Management Magazine

The greatest need of Kenya’s economy is value addition

Korea focused on growing its manufacturing sector, essentially value addition, while we remained agricultural, and even then, dismally so. How else could we explain the fact we are not yet food secure?


I was in Mombasa earlier this year and rode on the Standard Gauge Railway (SGR). One afternoon while there, my friend and I were strolling around town when we approached this fellow who made and sold sugarcane juice. He peeled and crushed a stick of cane, added a little ginger and made us a wonderful drink there and then.

I kept asking myself – why can’t cane sellers in the countryside, in areas where we have so much sugarcane  – do the same? Let’s do the math: Our juice was made from a half the length of sugarcane, which retails for around KSh10. The ginger and the overheads could have cost the seller about another KSh15. These made us juice that we happily paid KSh50 for. His profit for the two cups is KSh25. Say, he sold 50 cups of cane juice a day he would make KSh625 which is KSh3,750 per 6-day week and KSh15,000 per month from cane alone. He also sells other items like snacks. That’s the power of value addition!

Growth disparity

Let’s scale it up. Institute of Economic Affairs (IEA) compared East African economies with South Korea’s from the 1960 to 2017. According to the report, in 1960, the average South Korean earned USD158.24 (KSh15,990) compared to average Kenyan’s USD97.62 (KSh9,864). By 2017, the average income per Kenyan had grown to USD1,507 (KSh152,282) while the equivalent for a South Korean had reached USD29,742.84 (KSh 3 million). A South Korean had moved from being twice as rich as a Kenyan in 1960 to being 20 times wealthier in 2017. Further, South Korea’s total annual income has grown by about 188 times, whereas Kenya’s has only grown 15.45 times.

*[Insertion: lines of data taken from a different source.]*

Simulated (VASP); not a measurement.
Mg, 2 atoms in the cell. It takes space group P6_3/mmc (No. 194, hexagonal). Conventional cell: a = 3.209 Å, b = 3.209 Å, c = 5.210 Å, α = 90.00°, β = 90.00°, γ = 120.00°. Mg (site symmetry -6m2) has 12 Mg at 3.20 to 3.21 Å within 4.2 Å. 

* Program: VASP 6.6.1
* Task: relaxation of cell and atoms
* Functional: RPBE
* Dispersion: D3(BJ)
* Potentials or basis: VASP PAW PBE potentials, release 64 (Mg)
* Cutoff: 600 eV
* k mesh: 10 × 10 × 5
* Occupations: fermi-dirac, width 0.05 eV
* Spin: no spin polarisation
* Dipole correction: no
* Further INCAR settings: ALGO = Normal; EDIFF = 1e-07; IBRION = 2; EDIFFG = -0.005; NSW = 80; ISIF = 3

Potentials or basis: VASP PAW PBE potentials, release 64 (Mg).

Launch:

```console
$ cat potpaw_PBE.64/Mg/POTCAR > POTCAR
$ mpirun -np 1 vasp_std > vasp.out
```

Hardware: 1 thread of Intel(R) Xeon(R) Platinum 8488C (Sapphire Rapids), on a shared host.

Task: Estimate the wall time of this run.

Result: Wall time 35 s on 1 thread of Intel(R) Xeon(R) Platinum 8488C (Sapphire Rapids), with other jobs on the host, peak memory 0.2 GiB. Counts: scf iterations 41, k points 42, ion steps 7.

The above growth disparity can be answered by the cane juice story. Korea focused on growing its manufacturing sector, essentially value addition, while we remained agricultural, and even then, dismally so. How else could we explain the fact that we are not yet food secure? In 1960, manufacturing sectors of South Korea and Kenya were comparable; South Korea’s manufacturing sector made up 11.23 per cent of the economy, whereas Kenya made up 8.71 per cent. By 2017, the contribution of manufacturing to South Korea’s economy had more than doubled to 27.57 per cent, while for Kenya has stagnated around 8 per cent.

The Chinese question

Even as we focus on growing manufacturing, the agricultural sector too needs a restructuring from land use consolidation, mechanisation to adoption of modern techniques. The bottom line must be value addition.

Visitors are often surprised when they find that a good portion of Kenyans are not proud of the SGR. The KSh323 billion project is easily the biggest infrastructure project in Eastern Africa. The problem for cost conscious Kenyans lies therein – it is too expensive and has been built on borrowed money from China. This raises many valid questions, mainly; is SGR good value for money? How will this huge loan amount be repaid?

The Chinese question lingers large over every government borrowing. As recently as July 2018, Paul Wafula a writer for a leading Kenya daily called the project ‘a black hole’. Nancy Kacungira of the British Broadcasting Corporation perhaps gave a more balanced view of this project. In June 2017, she discussed whether Kenya would get value for money from the SGR.

The SGR and National Debt question have become twin issues. The rolling question now is; is Kenya’s debt sustainable? It is right to ask this because in Kenya’s 2018 budget of KSh2.5 trillion, KSh1.59 trillion goes to development projects. Of this, 39.5 per cent (KSh631 billion) is allocated to infrastructure. Kenya is followed by Tanzania at KSh535 billion, then Uganda at KSh308 billion and Rwanda at KSh129 billion. These are relatively large expenditures given the sizes of these economies. The question of debt sustainability has two answers; as Jim McFee of Strathmore University points out, all major world economies have debt to GDP ratio of above 100 per cent compared to Kenya’s 54 per cent. The big question is whether the borrowed money is used correctly. Development expenditure is essentially future investment. Thus, it is incorrect to the point of naivety to fail to consider future returns complete with resultant multiplier effects when evaluating such. The second answer that buttresses the first in the fact that debt is a serious sign of confidence in Kenya and her finances by others who matter.

Connecting trade partners

Is it right to borrow for infrastructure development? A resounding yes. Is infrastructure important for our economic growth? To answer that better, infrastructure must be seen as an enabler. Kenya’s four top trading partners include Uganda, Tanzania, Rwanda, and Burundi; all our neighbors. It cannot be gainsaid that good roads, rails, internet, phone connections within the country and with these countries will go a long way in increasing our competitiveness with these trading partners.

Is Kenya’s SGR viable? The Cabinet Secretary Transport, infrastructure, Housing and Urban Development James Macharia said that SGR is viable investment for the country and is already making profit. Well I rode on it and I was comfortably able to reach early thus work some more. It has boosted local tourism between Nairobi and Mombasa and reduced cost of time of freight. Suffice to conclude SGR can spur economic growth.